This course will offer to the students the defense and offense techniques of software security. The expected outcome of the course is a good understanding of software security knowledge, so that the students will be able to identify potential software security issues and defend against them.
The course will cover the following topics:
- Fundamental Reverse Engineering and Binary Analysis
- Vulnerability Analysis
- Ethical Hacking
- Vulnerability Mitigation and Defense
- Software Testing
- State-of-the-art Vulnerability Discovery Techniques
This course does not have a textbook
How this course works
This course is a hybrid course with self learning and in-class teaching.
Self Learning: We will post self-learning materials (videos + slides) each week, and the students need to learn the materials before the next online class.
In-class Teaching: We will work on a lab task together. Students need to follow the steps and solve a challenge during the class. The progress that students made during or shortly after the class will be counted as in-class milestone points.
This course expect the students know the following techniques in prior:
- Operate Linux OS with bash commands
- Write programs in Python and bash
- Understand C programs
- Understand x86/x86-64 assembly
We will go over most of the prerequisites in the second week of the class. If you come across significant difficulties in the second week’s lecture, you would want to consider to not to take this course.
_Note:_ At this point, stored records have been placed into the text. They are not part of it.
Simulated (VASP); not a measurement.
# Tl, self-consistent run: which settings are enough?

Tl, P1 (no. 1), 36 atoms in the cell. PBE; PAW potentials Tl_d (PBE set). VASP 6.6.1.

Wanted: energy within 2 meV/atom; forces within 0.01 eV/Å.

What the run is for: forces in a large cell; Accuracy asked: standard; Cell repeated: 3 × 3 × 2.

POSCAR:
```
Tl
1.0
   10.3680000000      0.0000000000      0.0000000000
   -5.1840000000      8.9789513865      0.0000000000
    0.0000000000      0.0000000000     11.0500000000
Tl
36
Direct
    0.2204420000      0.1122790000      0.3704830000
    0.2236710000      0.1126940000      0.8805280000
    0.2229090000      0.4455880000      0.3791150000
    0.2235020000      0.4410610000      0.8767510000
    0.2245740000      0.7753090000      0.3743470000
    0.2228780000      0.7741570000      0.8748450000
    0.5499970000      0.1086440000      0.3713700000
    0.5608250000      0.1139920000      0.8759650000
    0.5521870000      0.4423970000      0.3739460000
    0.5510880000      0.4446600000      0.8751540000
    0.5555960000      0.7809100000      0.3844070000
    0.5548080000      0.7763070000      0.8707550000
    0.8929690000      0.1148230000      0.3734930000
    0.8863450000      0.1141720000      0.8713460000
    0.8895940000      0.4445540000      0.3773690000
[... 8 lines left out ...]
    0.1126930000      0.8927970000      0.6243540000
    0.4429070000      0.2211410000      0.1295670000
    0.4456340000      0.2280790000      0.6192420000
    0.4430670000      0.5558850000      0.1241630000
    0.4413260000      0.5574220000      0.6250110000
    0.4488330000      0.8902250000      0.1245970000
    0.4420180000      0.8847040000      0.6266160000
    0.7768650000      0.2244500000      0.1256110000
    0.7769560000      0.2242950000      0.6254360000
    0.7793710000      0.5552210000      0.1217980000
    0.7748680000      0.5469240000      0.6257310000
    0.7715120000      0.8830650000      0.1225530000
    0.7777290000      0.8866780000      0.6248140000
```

We will use Discord for discussions outside of class. Rather than emailing general questions to a professor or TA, we encourage you to ask your questions through CSE545 Discord, so everyone can benefit from the answer and any discussions around it. Leveraging the skills from How to Ask Questions the Smart Way will increase the chances of getting your question answered fast.
The total points are allocated as follows:
- 85% Assignments
- 15% Final CTF
- 10% In-class milestone points
We will have 3-7 assignments in this course.
We translate a percentage into a letter grade as follows:
- 100 and above: A+
- 93 – 99.9: A
- 90 - 92.9: A-
- 86 – 89.9: B+
- 83 – 85.9: B
- 80 – 82.9: B-
- 74 – 79.9: C+
- 70 – 73.9: C
- 60 – 69.9: D
- 59.5 and below: F
We may adjust the letter grade based on the score distribution.
Per ASU Policy: Y grades will satisfy C minimum requirements. However, grad students still need B grades in the following:
- Deficiency courses
- Core/Area courses
- Portfolio courses (except RAS-AI students)
- Culminating experience courses
If you want to request a Y grade, please contact the instructor.
Ethics, and Cheating
The course staff will treat all students ethically and fairly. We, in turn, expect the same from all students.
Any lapse in ethical behavior will immediately result in −1,000,000 points, as well as be immediately reported to the appropriate university disciplinary unit. Really. No matter what. The course staff looks at students who cheat or plagiarize as far beneath someone who fails the course.
This course will follow ASU’s Academic Integrity Policy. Note that the policy gives several examples of what constitutes cheating and plagiarism. If you have any questions, you should contact the instructors.
Students should behave ethically. This means obeying the law, but that is not enough. Behaving ethically means you avoid activities that do harm or may do harm to people, the environment, or other computers. In short, don’t be a nuisance.
Note just because you can do something (or you read about others doing it) does not make it OK. For example, scanning a network may not be illegal (I am not a lawyer, so I shy away from definitive statements). However, scanning can crash computers. For example, we know of several very popular commodity-grade IP cameras that crash when you scan them. Sure, the camera software is buggy. But is there any reason for you, not being a professional, to crash a camera monitoring a baby? Launching exploits, “testing” the security of a system without explicit permission from all necessary parties, and so on are all unethical for the purpose of this course.
Collaboration. Students are encouraged to talk to each other, to the course staff, or to anyone else about any of the assignments. Assistance should be limited to discussion of the problem and sketching general approaches to a solution. Each student must turn in his or her own solution, derived from his or her own thoughts. Course staff may verify a student did the prescribed work by asking for a verbal explanation, and failure to correctly re-explain a submitted solution is considered a strong indication of cheating.
Take care of yourself. Do your best to maintain a healthy lifestyle this semester by eating well, exercising, avoiding drugs and alcohol, getting enough sleep and taking some time to relax. This will help you achieve your goals and cope with stress.
All of us benefit from support during times of struggle. You are not alone. There are many helpful resources available on campus and an important part of the college experience is learning how to ask for help. Asking for support sooner rather than later is often helpful.
If you or anyone you know experiences any academic stress, difficult life events, or feelings like anxiety or depression, we strongly encourage you to seek support. ASU Counseling Services offers help 24/7. Consider reaching out to a friend, faculty or family member you trust for help getting connected to the support that can help.
If you have questions about this or your coursework, please let us know.